A Message From John on Criterion Channel’s ‘Voices of Protest’


A heads up to any of you who have access to the Criterion Channel-  they’ve just curated a section called ‘Voices of Protest’ and there are some terrific features there, as well as documentaries covering vital American history.  Thinking about our present situation, I highly recommend- 

The Children Were Watching, made for a TV network by Richard Leacock, set during the first week of school integration in New Orleans, 1961. Documents the deep, very personal roots of virulent racism in this country-  not for the faint of heart.

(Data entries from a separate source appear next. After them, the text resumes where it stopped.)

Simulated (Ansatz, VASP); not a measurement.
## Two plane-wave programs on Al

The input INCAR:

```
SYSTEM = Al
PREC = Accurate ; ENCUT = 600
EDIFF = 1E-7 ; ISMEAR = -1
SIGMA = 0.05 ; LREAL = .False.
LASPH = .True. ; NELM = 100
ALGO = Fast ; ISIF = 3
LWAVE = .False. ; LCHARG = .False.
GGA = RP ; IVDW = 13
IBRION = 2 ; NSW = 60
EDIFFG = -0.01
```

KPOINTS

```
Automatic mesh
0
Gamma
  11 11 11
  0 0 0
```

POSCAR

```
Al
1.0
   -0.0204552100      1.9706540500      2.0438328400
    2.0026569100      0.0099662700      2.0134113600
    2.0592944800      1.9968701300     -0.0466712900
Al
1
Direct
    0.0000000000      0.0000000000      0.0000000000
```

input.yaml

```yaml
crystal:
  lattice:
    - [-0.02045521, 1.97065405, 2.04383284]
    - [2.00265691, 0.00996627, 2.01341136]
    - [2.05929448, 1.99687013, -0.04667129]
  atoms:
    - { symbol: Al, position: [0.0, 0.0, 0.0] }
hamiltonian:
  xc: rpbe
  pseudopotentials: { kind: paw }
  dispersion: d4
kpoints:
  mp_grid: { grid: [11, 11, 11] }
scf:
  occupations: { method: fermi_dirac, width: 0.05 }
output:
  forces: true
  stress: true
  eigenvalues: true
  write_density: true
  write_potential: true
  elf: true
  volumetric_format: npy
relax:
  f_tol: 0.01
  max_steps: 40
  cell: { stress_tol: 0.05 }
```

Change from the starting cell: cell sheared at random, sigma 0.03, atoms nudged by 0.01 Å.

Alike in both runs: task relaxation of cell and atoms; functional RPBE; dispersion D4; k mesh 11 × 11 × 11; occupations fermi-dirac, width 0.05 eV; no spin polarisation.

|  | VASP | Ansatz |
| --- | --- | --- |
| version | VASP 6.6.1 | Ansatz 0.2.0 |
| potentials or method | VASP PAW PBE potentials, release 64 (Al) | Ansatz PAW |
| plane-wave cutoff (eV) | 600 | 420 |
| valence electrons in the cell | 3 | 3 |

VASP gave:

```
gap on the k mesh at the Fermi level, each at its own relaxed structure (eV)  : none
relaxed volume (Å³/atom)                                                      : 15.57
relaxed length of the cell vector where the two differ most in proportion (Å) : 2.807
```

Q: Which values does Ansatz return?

Crisis, an amazing film shot in 1963 as President John and Attorney General Robert Kennedy try to negotiate a peaceful integration of the University of Alabama by a pair of courageous students, despite the then Governor, George Wallace, promising to stand in the doorway to block their entrance.  The filmmakers were allowed camera access to both camps, and what you see is what real leadership looks like-  even Wallace is trying to avoid a deadly riot like the one at the University of Mississippi a year earlier, and the Kennedys are trying to promote what they see as ‘a moral issue’ without losing the support of the entire white South (JFK’s margin in the 1960 presidential election was incredibly narrow).  At the end JFK makes a short, pointed speech that will underline the vacuum we presently have in the White House.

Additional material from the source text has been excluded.